Also, what was up with that last number? Fisherman, fisherman, look how far we can pee? Was that really necessary?

It was just so Tom-Lehrery. Was there really no one else who could have looked at these scenes and *not* thought of show tunes?

FYI Busby's last name is spelled
Berkeley.

Horace: "Tom Lehrery"--ouch. But understandable. Still, I liked the rewritten "Forgotton Man" number, for recounting the history that inspired the (admijttedly superior) original, and I, uh, thought the pee joke was hilarious.

Edly: Sorry about the spelling, I'll fix it.

I think hacking up old Hollywood movies and rescoring them complete with "Fisherman, fisherman, look how far we can pee" lyrics is genius. They were much better than the originals. I've never liked Cole Porter songs and other 1930's music anyway, he was so racist and sexist. Seeing Busby's work with better music proved to me that America really is getting better and better culturally.

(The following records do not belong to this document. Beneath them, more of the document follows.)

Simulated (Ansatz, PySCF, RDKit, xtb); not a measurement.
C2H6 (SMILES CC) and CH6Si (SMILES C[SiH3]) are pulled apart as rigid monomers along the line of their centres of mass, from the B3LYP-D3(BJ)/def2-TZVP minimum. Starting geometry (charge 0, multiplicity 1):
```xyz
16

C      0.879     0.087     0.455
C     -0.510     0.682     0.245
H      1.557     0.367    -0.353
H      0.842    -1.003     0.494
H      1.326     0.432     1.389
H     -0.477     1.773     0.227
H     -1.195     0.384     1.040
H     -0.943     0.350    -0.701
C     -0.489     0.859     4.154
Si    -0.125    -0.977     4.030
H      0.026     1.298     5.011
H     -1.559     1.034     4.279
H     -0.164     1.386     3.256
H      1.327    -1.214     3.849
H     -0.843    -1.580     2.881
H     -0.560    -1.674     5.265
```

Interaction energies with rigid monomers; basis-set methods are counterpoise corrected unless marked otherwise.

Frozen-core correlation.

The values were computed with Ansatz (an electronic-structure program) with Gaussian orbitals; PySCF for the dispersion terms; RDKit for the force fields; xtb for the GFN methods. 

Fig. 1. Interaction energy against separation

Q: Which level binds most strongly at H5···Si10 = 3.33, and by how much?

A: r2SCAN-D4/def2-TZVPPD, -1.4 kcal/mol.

I love old movie songs, but the new ones were superb - yummy tasty harmonies and lyrics every bit as sly and artful as Porter, now that you mention him.
And come on, how could you NOT have been thinking about the pee thing before they even said that. Don't you have even an ounce of little kid in you?
I'm just wondering if the original viewers were thinking it even in 1940 or whenever, cuz they'd have to be really blind to miss it. And the between-the-legs shots, good lord! How pervy is that?? Sweeet.